The Walter Lomax Act is named after an exoneree who served 39 years in prison for a murder he did not commit and who suffered a near-fatal heart attack in Annapolis while lobbying lawmakers to pass compensation legislation. (The Daily Record/File Photo)

The Walter Lomax Act is named after an exoneree who served 39 years in prison for a murder he did not commit and who suffered a near-fatal heart attack in Annapolis while lobbying lawmakers to pass compensation legislation. (The Daily Record/File Photo)

Maryland Gov. Larry Hogan on Tuesday signed into law legislation ensuring the wrongly convicted receive financial compensation from the state for their years in prison.

The statute, which the Senate and House of Delegates passed with no votes in opposition, requires the state’s Board of Public Works to approve the compensation amount based on a formula set forth in the act. Under the prior law, the three-member board – consisting of the governor, comptroller and treasurer – had discretion to compensate the wrongly convicted.

The act provides for a standard amount of compensation per year of incarceration — about $84,000 based on the state’s median household income — and assigns the assessment of eligibility to administrative law judges.

The law makes people eligible for compensation if they were fully pardoned by the governor or an administrative law judge finds by clear and convincing evidence that the conviction was erroneous based on several factors, including that the charges were dismissed, the conviction was reversed or a retrial resulted in acquittal.

The statute has been dubbed the Walter Lomax Act in honor of an exoneree who served 39 years in prison for a murder he did not commit and who suffered a near-fatal heart attack in Annapolis last year while lobbying lawmakers to pass compensation legislation.

Lomax was wrongly convicted for the 1967 murder of Robert Brewer at the Giles Food Market he managed in Baltimore. Lomax was awarded about $3 million in compensation from the Board of Public Works in October 2019, nearly 13 year after his release from prison.

“I am humbled and honored that this bill has been named after me,” Lomax told the House Judiciary Committee in February.

“Each individual (exoneree) is going to experience a great deal of trauma and no one is the same,” Lomax added. “The best or the least that can be done is that they can be compensated in a timely fashion so that they can at least be able to live some type of quality life moving forward,” he added. “That is why it is so important that this piece of legislation be passed.”

The law’s enactment followed the Board of Public Works’ award of about $13 million in the past 13 months to five men who were wrongly convicted and spent decades in prison.

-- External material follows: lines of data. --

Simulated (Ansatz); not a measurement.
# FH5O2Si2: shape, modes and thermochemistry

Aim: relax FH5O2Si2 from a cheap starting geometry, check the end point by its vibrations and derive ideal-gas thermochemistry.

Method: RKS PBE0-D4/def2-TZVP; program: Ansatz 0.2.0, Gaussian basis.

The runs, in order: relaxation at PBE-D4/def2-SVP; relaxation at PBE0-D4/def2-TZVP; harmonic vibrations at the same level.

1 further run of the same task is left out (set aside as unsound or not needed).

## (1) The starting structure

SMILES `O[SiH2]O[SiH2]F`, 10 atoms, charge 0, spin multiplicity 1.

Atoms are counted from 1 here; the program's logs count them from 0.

In June, the board awarded nearly $4 million to brothers Eric Simmons and Kenneth McPherson who served 24 years in prison after being wrongly convicted for the 1994 murder of 21-year-old Anthony Wooden in East Baltimore.

In March 2020, the board awarded nearly $3 million each to Alfred Chestnut, Ransom Watkins and Andrew Stewart who served 36 years in prison after being wrongly convicted for the 1983 murder of 14-year-old DeWitt Duckett in the hallway of Harlem Park Junior High School in Baltimore.

The five men were exonerated following investigations by Baltimore City State’s Attorney Marilyn Mosby’s Conviction Integrity Unit.

Sen. Delores G. Kelley, D-Baltimore County, was the chief sponsor of the Senate legislation, Senate Bill 14. Del. Kathleen M. Dumais, D-Montgomery, was chief sponsor of the cross-filed House Bill 742.